• How geography shaped Vermont
    May 28,2012
     

    I was interested in Mark Bushnell’s Sunday article on Vermont’s low population and slow growth from 1850 to 1950. Vermont’s Dark Age, as some people called it. Some members of our family were among those who left Vermont and migrated west during this period.

    Low population can also be seen in a geographical context. Vermont is the only New England state which is landlocked. Coastal cities like Boston, Providence, R.I., and New Haven, Conn., already by 1850 had a core population benefiting from oceanic trade. Even today Burlington, Vermont’s largest city with 40,000 people, is only a fraction of the population of these cities. Once again, water location, in this case Lake Champlain and Canadian trade, are related to Burlington’s growth.
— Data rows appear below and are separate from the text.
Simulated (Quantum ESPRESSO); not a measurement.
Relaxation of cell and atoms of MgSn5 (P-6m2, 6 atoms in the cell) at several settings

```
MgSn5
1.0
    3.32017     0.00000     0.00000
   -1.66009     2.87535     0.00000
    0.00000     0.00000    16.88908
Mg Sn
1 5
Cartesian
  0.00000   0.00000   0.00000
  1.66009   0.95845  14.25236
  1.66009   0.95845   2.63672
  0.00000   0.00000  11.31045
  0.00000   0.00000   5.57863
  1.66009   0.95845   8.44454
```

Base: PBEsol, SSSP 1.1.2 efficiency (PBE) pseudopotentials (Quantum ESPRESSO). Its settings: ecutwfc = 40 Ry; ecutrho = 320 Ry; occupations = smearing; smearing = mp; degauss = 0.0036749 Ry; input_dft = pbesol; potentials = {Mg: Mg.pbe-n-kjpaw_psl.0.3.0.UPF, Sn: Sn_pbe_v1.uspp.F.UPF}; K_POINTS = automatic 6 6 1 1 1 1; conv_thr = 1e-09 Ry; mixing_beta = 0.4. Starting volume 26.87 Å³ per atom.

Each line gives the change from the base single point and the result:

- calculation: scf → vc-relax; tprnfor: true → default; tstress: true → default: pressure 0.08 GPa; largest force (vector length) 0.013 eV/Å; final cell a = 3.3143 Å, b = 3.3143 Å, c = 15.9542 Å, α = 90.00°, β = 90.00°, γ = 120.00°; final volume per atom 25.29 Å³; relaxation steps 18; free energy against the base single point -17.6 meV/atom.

    An additional locational circumstance is connected to natural resources, coal and iron, limited or missing in Vermont. America’s Midwest, with generous amounts of each, led to the making of steel and countless byproducts. Pittsburgh, Cleveland, Detroit grew to be large cities. The Great Lakes also furnished an inland waterway for transport of materials and finished goods.

    Vermont today, with low population density, is still a rural state, second only to Maine. As Bushnell indicates, some Vermont officials fear our population is stagnating. How does quantity of life relate to quality of life? This is a topic for another discussion.

    DALE LOTT

    Poultney

    The letter writer is a professor emeritus of geography.